People with insufficient home insurance more likely to risk their lives in bushfires, experts say | Australia news


People are more likely to risk their lives in bushfires if they are uninsured or underinsured, experts have said.

In the chaos of an approaching fire, most people struggle to make rational decisions; having no house insurance could feed into making the dangerous decision to stay and protect a home, bushfire behaviour and management professor at the University of Melbourne, Trent Penman, said.

Last year, 1.6m Australian households struggled to pay for home insurance, a 30% increase on the year before, according to the Actuaries Institute. Some areas also are becoming uninsurable.

A 2024 Compare the Market survey found more than one in four Australians did not have home or contents insurance.

It’s also the first essential item people stopped paying for “when things got tough”, the Australian Council of Social Service (Acoss) has found.

“Insurance premiums have surged by an average of 11% and as high as 30% in disaster-prone regions over the past year,” chief executive officer Dr Cassandra Goldie said.

“With catastrophic and unpredictable extreme weather events increasing in all regions across Australia due to climate change, we need to do things differently when it comes to insurance, and we must find specific ways to support people and communities experiencing financial disadvantage,” Goldie said.

Acoss wants insurance to be treated as an essential service, and measures introduced to cut insurance costs for people on low incomes.

After the 2009 Black Saturday fires in Victoria that killed 173 people and destroyed 2,000 homes, authorities changed the advice about staying and defending a well prepared property or leaving early, to emphasise that leaving early was the safest option.

About 13% of the property losses in the Black Saturday fires were uninsured.

Better education, emergency accommodation, property protection and affordable insurance were among the factors that would encourage people to “leave their homes willingly in the face of imminent disasters”, according to University of Newcastle research published in the International Journal of Disaster Risk Reduction in 2024. The researchers interviewed people in NSW in the wake of the devastating 2019-2020 bushfires.

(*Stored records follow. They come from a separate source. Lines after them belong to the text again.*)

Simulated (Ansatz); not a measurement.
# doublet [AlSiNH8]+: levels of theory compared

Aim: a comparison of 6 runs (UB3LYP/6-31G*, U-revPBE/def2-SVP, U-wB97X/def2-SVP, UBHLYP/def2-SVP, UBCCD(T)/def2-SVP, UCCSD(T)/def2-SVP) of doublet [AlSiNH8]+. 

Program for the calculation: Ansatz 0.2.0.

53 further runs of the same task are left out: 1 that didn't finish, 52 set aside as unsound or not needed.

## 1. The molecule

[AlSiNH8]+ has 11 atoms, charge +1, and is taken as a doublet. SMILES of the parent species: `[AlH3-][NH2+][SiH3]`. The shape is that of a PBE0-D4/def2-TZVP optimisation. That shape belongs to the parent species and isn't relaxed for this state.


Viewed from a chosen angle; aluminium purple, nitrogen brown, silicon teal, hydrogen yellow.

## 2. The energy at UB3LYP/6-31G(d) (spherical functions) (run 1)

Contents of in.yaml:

Making decisions under threat of a bushfire is very different from making a decision on a “normal, calm day”, said Penman.

“There’ll be [tree] branches down, it’ll be dark and loud, there will be embers and sirens and a lot going on,” he said. “On Black Saturday, couples left their discussions about what to do until the fire was closer … sometimes the decision gets made for them. It’s either too late to leave or the house is already alight and they’re at personal risk.

He said in those kinds of situations, being underinsured or having no insurance could influence whether people stayed or left.

It’s a situation Adelaide Hills resident David Cobbold has experienced.

After the catastrophic 2019-2020 bushfire season, Cobbold, who runs the Warrawong Wildlife Sanctuary in the Adelaide Hills, struggled to get insurance.

“You’re starting to get desperate. This is your business, life savings, superannuation, children’s inheritance.”

Quotes for complete cover were as high as $150,000, with a maximum claim of $500,000, well below the sanctuary’s value of $1.7m.

“Even if we could afford it, we’re not getting value from it,” he said.

According to the insurance industry, extreme weather, the climate crisis, and construction costs are driving up prices, but the industry has been criticised for a lack of transparency about how those costs are calculated.

The emergency management minister, Jenny McAllister, said the federal government was working with the sector to support vulnerable communities.

“We know that the climate is changing, and Australians can expect to experience more frequent and severe natural disasters. We’re working with industry to invest in resilience and deliver cost-of-living savings to households,” McAllister said.

The Insurance Council of Australia said it would continue to “advocate for programs that reduce risk as the most cost-effective and sustainable way to reduce rising pressure on insurance premiums”.

Cobbold eventually found a suitable insurance policy but there were periods where he would have stayed to defend his property rather than lose everything.

Penman said making a decision early was very important. In the 2013 NSW bushfires, while some people were trying to fight the fires, others were returning to their homes to collect possessions or pets.

“People need to understand their risk and have some really hard thoughts about what they’re willing to lose and what they can’t replace. At the end of the day, a house is just a structure. We can’t replace people’s lives.”